VILNIUS - Refugees dressed in rags carrying bulky chattels stumble across the frozen Baltic Sea. The trek moves slowly westward, as the desperate and exhausted figures try to escape advancing Soviet troops. Stalin's armies are about to occupy Eastern Europe and the offensive has caused a mass exodus forcing thousands to cross the dangerous ice. When the trek comes under heavy fire, the refugees find places to take cover, while others disappear into the dark sea.
Cut. The actors relax, laugh and grab some hot tea to deal with the bitter cold. The temperatures are far below zero. The crew of the German movie "Flucht und Vertreibung" ("March of Millions") have pitched their tents on the Curonian Spit near Klaipeda.

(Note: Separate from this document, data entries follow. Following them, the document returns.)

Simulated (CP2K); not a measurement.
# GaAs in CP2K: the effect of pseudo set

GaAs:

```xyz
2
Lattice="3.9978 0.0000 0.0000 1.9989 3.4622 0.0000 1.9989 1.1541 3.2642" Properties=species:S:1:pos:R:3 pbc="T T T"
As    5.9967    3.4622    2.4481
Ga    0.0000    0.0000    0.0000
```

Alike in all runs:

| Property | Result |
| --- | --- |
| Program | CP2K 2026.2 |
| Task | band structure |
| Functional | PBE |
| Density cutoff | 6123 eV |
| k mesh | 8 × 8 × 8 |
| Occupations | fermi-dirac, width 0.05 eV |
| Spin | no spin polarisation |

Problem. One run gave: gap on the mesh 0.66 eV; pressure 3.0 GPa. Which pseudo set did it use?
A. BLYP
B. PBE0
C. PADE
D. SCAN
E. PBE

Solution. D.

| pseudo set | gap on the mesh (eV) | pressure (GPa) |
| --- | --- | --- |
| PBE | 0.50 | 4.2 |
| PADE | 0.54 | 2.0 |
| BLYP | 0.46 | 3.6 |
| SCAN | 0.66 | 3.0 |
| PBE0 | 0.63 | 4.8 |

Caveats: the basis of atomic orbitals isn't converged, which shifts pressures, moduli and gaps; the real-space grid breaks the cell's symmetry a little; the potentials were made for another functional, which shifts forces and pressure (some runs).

"March of Millions," which is based on actual biographies, deals with the fate of German families in East Prussia who were forced to leave their homeland at the end of World War II. The film, shot in Lithuania, will be broadcast on television.
"We opted for Lithuania for two reasons," says producer Katrin Goetter. "The country offers reliable snow conditions in winter. And the landscape as well as the architecture is still very similar to East Prussia during [the end of World War II]."
But there was another very important reason. "The Lithuanian Film Studios have proved to be a professional partner with a good deal of experience in cooperating with foreign production companies."
Indeed, co-productions with foreign companies have become a central business for the Lithuanian Film Studios. Ramunas Skikas, managing director of the studios, estimates that about 95 percent of their films are co-productions with foreign companies. "We can provide locations producers from abroad are looking for," says Skikas. "Thanks to our natural and geographical features, we can easily pretend to be in Great Britain or Germany. As Lithuania is still less urbanized, our country is attractive for historical movies, notably those that take place at the beginning of the 20th century."
The studios keep representatives on site in Europe and the U.S.A. to find potential partners. Falk Schweikhardt, the studio's man in Germany, says there is a "vast interest inside the film community" for Lithuania.
"Of course, the expense factor is the main reason for foreign companies to come here," says Schweikhardt, a producer, director and screenwriter. "However, these low prices are paired with substantial know-how [in Lithuania] that does not differ much from studios in Germany."
"When a movie is based on dialogue between a few people, it's not necessary for Westerners to produce in Lithuania," he says. "The [Lithuanian] Film Studios are profitable if projects need many extras or large sets," as was the case in "March of Millions."
"We provided extras, props, wardrobe and the set for 'Flucht und Vertreibung,'" says Skikas, the managing director. The Lithuanian Film Studios also took care of casting, as salaries for actors in Lithuania are far lower than in German. Altogether, "Western European companies can save up to half of their costs when they produce in Lithuania."
The Lithuanian Film Studios produce some Lithuanian movies as well. Their latest home production is Raganos ir Lietus ("Witches and Rain"), a feature based on a novel by Jurga Ivanauskaite.
In Soviet times, domestic movies were an important means to preserve the cultural identity of the Baltic States. The Lithuanian Film Studios in Vilnius maintained the Lithuanian spirit. By now, 130 people work for the studios on a permanent basis, beside the many freelancers that are hired on a project-to-project-basis.
As the Soviet Union crumbled, the Lithuanian Film Studios were privatized and faced the harsh wind of capitalism. The existence in a state-controlled economy had ruled out any form of competition; no one was familiar with terms like "supply and demand" or "poor market conditions."
However, the studio kept calm. Skikas, who was then appointed managing director, had worked in the U.S. film industry and had good contacts.
Skikas is unafraid of competition. "As far as I can assess the situation, no one in Lithuania and elsewhere in Eastern Europe can keep up with us."
Only Bulgaria and Romania, "provide comparable high standards at low levels of cost," says Skikas. "However, as the landscape is rather different in these countries, they basically attract productions that would not pick Lithuania anyway."
Only Ukraine, with its similar landscape, is a possible threat, says Skikas. But "they neither have the professional skills nor the equipment."
Lithuania could soon attract more production companies from abroad. "Hopefully, Parliament will pass a law next year permitting tax incentives for foreign filmmakers," he says.
It's not clear if the law will be passed, but either way the studio, housed in a Soviet-era building, is now looking to expand. "As soon as possible, we are moving into modern studios in another part of town. The construction has already started. Our present home is outdated."
Right now, they are looking at participating in two more historic film productions. "We are waiting for the decision from Italian and German producers to work in Lithuania," Skikas says.
He adds, "In our business, I learned that you can never be too sure."